Sir Robert Filmer (born c. 1588—died May 26, 1653, East Sutton, near Middlestone, Kent, Eng.) was an English theorist who promoted an absolutist concept of kingship.
Filmer was educated at Trinity College, Cambridge, and at Lincoln’s Inn. He was knighted by Charles I and had a brother and a son at court. During the English Civil Wars his house in East Sutton was sacked, and he went to prison as a royalist although he never fought for the king.
During the exclusion crisis of 1679–80 Filmer’s political tracts (first published between 1648 and 1653) were reissued (1679) and his major work, Patriarcha, was published for the first time (1680). John Locke, then writing on politics, attacked his writings as “glib nonsense,” but 20th-century scholars have viewed Filmer as a significant and interesting figure in his own right, quite apart from Locke’s attention to him. He was the first English absolutist, for Patriarcha was written long before the Civil Wars and before Thomas Hobbes was published.

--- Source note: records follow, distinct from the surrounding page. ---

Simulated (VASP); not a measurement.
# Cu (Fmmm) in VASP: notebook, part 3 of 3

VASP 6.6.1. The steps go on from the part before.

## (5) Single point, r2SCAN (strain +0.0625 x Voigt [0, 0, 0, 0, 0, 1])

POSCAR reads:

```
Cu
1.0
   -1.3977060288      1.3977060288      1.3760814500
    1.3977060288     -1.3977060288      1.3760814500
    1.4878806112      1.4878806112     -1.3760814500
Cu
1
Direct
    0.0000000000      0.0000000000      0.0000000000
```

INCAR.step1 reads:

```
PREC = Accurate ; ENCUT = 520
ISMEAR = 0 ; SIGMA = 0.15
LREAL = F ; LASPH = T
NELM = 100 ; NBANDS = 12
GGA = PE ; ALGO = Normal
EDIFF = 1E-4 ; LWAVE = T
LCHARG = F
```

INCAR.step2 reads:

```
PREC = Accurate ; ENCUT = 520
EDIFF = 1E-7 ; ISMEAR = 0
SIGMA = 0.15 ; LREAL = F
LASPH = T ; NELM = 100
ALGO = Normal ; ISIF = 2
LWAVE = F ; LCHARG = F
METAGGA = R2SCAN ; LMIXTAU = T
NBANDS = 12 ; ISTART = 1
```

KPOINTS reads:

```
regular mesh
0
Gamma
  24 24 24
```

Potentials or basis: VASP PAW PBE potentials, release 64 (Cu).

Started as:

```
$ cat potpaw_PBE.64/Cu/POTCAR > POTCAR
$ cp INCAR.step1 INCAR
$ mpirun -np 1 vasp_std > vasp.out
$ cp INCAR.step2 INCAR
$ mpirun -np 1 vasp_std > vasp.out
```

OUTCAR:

Filmer believed that the state was a family, that the first king was a father, and that submission to patriarchal authority was the key to political obligation. Making a strained interpretation of scripture, typical of his time but ridiculed by Locke, he pronounced that Adam was the first king and that Charles I ruled in England as Adam’s eldest heir. Filmer represented that patriarchal social structure which characterized Europe until the Industrial Revolution.